Your Franchise Disclosure Document (FDD) is a legal document, and is required to be prepared in accordance with the FTC Regulations and the myriad of applicable state laws that underpin the relationship between franchisor and franchisee (What is the FDD?).
In 1978, the Federal Trade Commission (FTC) enacted the “Franchise Rule”. The Franchise Rule, as amended, requires a franchisor’s franchise disclosure document (FDD) provide prospective purchasers with adequate disclosure to make an informed decision before entering into a franchise agreement.
While Franchise-IQ is seasoned in the initial drafting of the FDD and the accompanying exhibits to comply with the Franchise Rule, and the myriad of State laws where you grant franchises, we are not a law firm. No documents we prepare should be considered drafted under the guise of legal advice or services. We understand the importance of obtaining advice from legal counsel regarding your FDD submission. Only upon company authorization are we are able to coordinate the submission of the FDD to the state(s) for review. Upon state approval, the company’s sales agent(s) may offer your franchise business in the approved state through direct sales, and through other sales channels (to be discussed).
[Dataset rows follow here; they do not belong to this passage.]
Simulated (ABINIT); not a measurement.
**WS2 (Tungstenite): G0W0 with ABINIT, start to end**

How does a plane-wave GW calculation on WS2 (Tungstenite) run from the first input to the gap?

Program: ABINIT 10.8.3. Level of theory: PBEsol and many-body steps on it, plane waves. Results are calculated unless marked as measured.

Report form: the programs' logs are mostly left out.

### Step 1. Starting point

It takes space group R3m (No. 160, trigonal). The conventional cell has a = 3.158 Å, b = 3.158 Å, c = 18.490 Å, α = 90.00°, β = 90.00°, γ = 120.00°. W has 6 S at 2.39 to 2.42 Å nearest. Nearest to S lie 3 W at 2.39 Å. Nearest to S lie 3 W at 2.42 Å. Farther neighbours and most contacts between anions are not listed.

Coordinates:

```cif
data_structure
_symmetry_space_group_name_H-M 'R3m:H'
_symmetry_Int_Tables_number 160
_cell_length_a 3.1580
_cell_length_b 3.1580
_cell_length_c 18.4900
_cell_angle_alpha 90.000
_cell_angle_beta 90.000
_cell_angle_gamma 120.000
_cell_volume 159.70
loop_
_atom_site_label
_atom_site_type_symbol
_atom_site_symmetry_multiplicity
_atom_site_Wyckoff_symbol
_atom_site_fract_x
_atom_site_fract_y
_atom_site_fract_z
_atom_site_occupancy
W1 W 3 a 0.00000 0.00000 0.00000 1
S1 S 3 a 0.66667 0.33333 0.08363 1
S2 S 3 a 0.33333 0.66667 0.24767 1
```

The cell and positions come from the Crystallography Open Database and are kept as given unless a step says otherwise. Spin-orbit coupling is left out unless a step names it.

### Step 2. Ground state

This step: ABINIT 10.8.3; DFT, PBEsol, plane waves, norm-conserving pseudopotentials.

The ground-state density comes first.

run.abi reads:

Other related FDD documents include, for example:
- Specific business information
- General release
- Non-disclosure and non-compete agreements
- State addendums
- Operations Manual table of contents
- Financial statements
- Disclosure questionnaire
- And other related materials
Exhibit “A” – The Franchise Agreement
The franchise Agreement, is a legally binding contract between franchisor and franchisee that governs the relationship between the franchisor and franchisee and is essential for the successful operation of the franchise business. Several sections of the FDD cross reference corresponding sections of the franchise agreement to emphasize material aspects of the franchise agreement. These include, for example:
- Required fees – initial and ongoing
- Territory rights
- Trademark use
- Term and renewal rights
- Transfer rights and conditions
- Non-compete covenants
In summary, the franchise agreement is a vital component of the franchising process, as it establishes the framework for the business relationship between the franchisor and franchisee. The agreement outlines the rights, responsibilities, and obligations of both parties and helps ensure that the franchisor’s business system and intellectual property are used in a consistent and effective manner. By following the terms of the agreement, the franchisor and franchisee can work together to build a successful franchise business that benefits both parties.